The corollary to this is that terrorism could be ended, if the US pulled in its military horns and started sending out tankers full of money.

Or, failing that, there is a second possibility. A terrorist is a devout Muslim, not sufficiently exposed to the enlightened, secular truth of the modern age—driven, if not by poverty, by a provincial, antiquated, and anti-rational world view.

The corollary to this is that it may also be advisable to suppress all religion.

But if you do enough digging to endanger a fingernail, the one thing one finds most consistent about terrorists is that they almost never fit the profile of a terrorist.

Consider those responsible for the recent plot to blow up JFK in NYC. One was a former MP and mayor in Guyana—a pillar of his community, if the phrase ever had any meaning. All were, in the words of their defense lawyer pleading for bail, “solid members of their communities.”

As for Palestinian suicide bombers, a 2003 analysis of the backgrounds of those committing “political violence” shows they too most often are from the more affluent segments of the population (Krueger & Maleckova).

As, of course, is Osama Bin Laden, and his lieutenant, Dr. al-Zawahiri. Their 9/11 hijackers flew in the first class compartment; their leader in the air, Mohammed Atta, had studied architecture at grad school in Germany. According to Marc Sageman, 62% of Al Qaeda members are university educated—a higher proportion than of the US population, let alone the population of Saudi Arabia or Palestine.

Nor did they come from poor countries. The 9/11 plotters were from Saudi Arabia and the UAE. Even Palestinians are as a group better off economically than their Arab neighbours. A study by Alberto Abadie at Harvard shows that terrorist risk is “not significantly higher for poorer countries.”

In sum, the idea that poverty and oppression cause terrorism is plainly false. I’d say it is a Marxist fiction. No amount of money shoveled into the Third World by the US or the West is going to make any difference.

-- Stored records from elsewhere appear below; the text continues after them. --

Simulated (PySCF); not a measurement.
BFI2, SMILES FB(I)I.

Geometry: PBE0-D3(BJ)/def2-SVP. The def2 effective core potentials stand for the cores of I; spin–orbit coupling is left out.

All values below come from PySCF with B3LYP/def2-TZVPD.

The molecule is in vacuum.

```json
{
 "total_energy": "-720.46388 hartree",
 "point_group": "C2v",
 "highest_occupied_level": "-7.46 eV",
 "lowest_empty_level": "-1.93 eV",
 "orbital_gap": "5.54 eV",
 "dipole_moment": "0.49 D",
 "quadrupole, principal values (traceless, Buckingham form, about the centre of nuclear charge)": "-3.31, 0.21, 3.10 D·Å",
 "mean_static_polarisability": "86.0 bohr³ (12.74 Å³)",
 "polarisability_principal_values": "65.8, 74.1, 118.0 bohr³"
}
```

As to religious “extremism,” note that the incidence of terrorism has actually not grown since the 1980s. The difference is that, before the 1980s, terrorists were overwhelmingly Marxist. Now, with the relative decline of Marxism as a credible alternative to the West, Islamism seems to have simply filled the void.

It follows that eliminating Islam, or all religious, would do nothing to reduce the level of terrorism. If it weren’t Marxism, or Islam, it would be environmentalism, or animal rights, or anti-globalization, or libertarianism. Indeed, all of these have already shown that potential.

Nor are the terrorists commonly devout followers of any of these causes. People who go in for suicide bombing seem invariably to come, not from devout family backgrounds, but from secularized, “Westernized” families. They are themselves usually “Westernized.” They are usually not those who have lived sheltered lives, unaware of the larger Modern world—just the reverse. They are the exchange students and jet-setters. And, while “Islamism” may use Islam as a justification, it is highly unorthodox in Muslim terms on any number of grounds. This would trouble the genuinely devout.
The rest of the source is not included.